KPIs to Track B2B Success, Part IV: Cost per Acquisition

February 16, 2017 | Oro Team

Today, we’re posting the final installment of our four-part blog series on the major KPIs to be tracked by B2B companies. We have already covered customer retention and churn, customer lifetime value, and lead funnel performance indicators. This series will finish with the overview of the Cost per Acquisition metric frequently used by B2B eCommerce businesses to evaluate enterprise performance.

Cost per Acquisition Overview

Cost per acquisition (CPA) is a KPI that measures the total cost of acquiring a new paying customer, also known as Customer Acquisition Cost (CAC). The goal of measuring CPA is to analyze how much money does a business have to spend to acquire a new customer while also showing executives which sales and marketing efforts have the best ROI when tracking for each channel.

While CPA can be tracked on a global scale where total sales & marketing costs are divided by the amount of newly acquired customers, our discussion will focus on optimizing CPA across different marketing channels.

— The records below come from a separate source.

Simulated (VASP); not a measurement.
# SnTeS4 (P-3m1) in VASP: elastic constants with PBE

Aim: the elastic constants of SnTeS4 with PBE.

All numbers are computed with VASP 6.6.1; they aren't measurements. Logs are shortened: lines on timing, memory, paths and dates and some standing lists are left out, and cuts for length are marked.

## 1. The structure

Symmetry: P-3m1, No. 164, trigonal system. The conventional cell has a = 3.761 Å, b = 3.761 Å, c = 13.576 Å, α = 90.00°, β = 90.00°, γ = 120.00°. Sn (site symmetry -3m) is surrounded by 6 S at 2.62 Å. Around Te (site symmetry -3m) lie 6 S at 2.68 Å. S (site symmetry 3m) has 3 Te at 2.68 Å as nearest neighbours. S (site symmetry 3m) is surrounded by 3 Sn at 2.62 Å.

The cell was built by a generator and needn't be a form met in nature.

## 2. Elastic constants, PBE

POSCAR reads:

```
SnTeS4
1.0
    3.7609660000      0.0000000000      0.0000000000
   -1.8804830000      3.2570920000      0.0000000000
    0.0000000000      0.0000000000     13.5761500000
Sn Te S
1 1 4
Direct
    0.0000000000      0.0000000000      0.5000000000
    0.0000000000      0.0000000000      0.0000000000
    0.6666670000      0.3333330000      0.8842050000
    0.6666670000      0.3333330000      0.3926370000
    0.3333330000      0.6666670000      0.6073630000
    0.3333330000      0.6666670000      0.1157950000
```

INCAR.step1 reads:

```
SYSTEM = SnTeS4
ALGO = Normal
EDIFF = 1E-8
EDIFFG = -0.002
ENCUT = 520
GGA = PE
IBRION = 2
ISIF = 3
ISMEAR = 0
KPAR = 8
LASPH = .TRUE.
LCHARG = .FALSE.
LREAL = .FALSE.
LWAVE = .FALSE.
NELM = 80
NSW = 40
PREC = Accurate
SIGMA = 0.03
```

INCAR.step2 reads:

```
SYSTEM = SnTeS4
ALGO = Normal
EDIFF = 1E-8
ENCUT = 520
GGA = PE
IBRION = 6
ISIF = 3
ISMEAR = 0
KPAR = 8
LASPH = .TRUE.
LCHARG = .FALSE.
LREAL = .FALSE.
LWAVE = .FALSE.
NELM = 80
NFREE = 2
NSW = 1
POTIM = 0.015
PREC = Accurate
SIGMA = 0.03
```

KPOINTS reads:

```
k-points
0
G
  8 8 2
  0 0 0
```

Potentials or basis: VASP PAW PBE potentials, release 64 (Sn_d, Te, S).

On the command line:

Cost per Acquisition Calculation Formula

Apply the Cost per Acquisition calculation formula for each marketing channel separately to identify how much it costs to win a deal via this particular channel:

CPA =

Total costs over a certain time period per specific marketing channel ÷

Number of clients acquired through this marketing channel over the same period

What’s So Difficult About CPA?

The Cost per Acquisition is a key metric for understanding the efficiency of marketing budget spend and estimating the revenue impact brought by certain marketing channels.

Normally, organizations perform a number of marketing promotions originating from different marketing channels (e.g. content marketing, pay-per-click aka PPC, SEO, direct mail listings, email campaigns, events, social media, etc.). These channels in turn have different CPA metrics. The lower the CPA, the better particular channel is. But it gets tricky when we start using the Cost per Acquisition calculation for different channel costs.

Many business owners love PPC advertising and deem this channel the most effective, simply because with every click and impression calculated and reported, it is extremely easy to calculate how much it took for a sale to happen. But the realization many business owners need to face is that SEO, for example, can be cheaper in the long term if they measure its CPA properly.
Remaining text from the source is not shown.